DAX Measure to link and Query Optimization

Hello everyone,

So, I have been tasked with automating some reports for my organization. I'm relatively new to DAX so I request help with this one. Apologies if this goes very long.

I have a sales table like this:

1000s of products with lakhs of rows

And a stock table like this:

https://preview.redd.it/1pwawr6mt2c81.png?width=712&format=png&auto=webp&s=8c52ee71151e2ea7d5f32cc476dffb903374026c

I need to prepare a top 30 sales report as the main report. And for reconciliation, the rest of the products should be numbered as 31 and named as Others. So what I did is:

  1. Took the data via Power Query
  2. Created a separate table for Top 30 with an index (Let's call it Index Table)
  3. Merged with the existing tables shown above
  4. Changed the blanks (Products other than the Top 30) with Rank as 31 and Name as Others
  5. Linked the Index table with the above 2 tables via relationships in Power Pivot.
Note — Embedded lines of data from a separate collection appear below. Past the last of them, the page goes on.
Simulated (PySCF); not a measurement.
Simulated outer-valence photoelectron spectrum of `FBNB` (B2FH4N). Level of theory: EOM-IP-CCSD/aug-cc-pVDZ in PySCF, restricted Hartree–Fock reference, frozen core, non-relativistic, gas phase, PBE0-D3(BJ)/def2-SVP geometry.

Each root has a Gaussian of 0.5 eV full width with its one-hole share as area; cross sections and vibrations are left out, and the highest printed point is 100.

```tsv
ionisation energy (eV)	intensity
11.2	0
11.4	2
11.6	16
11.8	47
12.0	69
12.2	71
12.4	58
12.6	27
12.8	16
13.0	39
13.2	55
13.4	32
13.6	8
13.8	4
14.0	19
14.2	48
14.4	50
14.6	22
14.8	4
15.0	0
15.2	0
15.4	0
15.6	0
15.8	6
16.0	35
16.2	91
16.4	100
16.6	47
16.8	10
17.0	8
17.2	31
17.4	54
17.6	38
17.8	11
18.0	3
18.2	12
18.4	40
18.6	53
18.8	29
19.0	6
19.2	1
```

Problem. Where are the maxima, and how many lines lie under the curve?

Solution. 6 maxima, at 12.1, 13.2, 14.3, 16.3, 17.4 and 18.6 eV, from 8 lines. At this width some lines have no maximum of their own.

The issue is, I need a subsidiary report with the top 5 supplier sales of the top 30 units along with the stock present with the respective suppliers. Below image for reference:

https://preview.redd.it/0ecubk5qt2c81.png?width=655&format=png&auto=webp&s=7a34ea43a70a83d6f8cb3d2ce79a277cc90b96e1

I took the first two columns from Index Table and the rest from the linked tables. However, I couldn't get the stock values as intended. It cites something related to relationships. I couldn't create any other relationship related to the supplier due to many duplicates present under "Others".

It's okay if this report doesn't have the 31st product. Top 30 is fine. However, I don't want to create a separate file for this altogether.

I want to know whether I could write any DAX measure to get the stock values. Also, is there any way I could optimize the way I arrived at the top 30 products?

Thank you.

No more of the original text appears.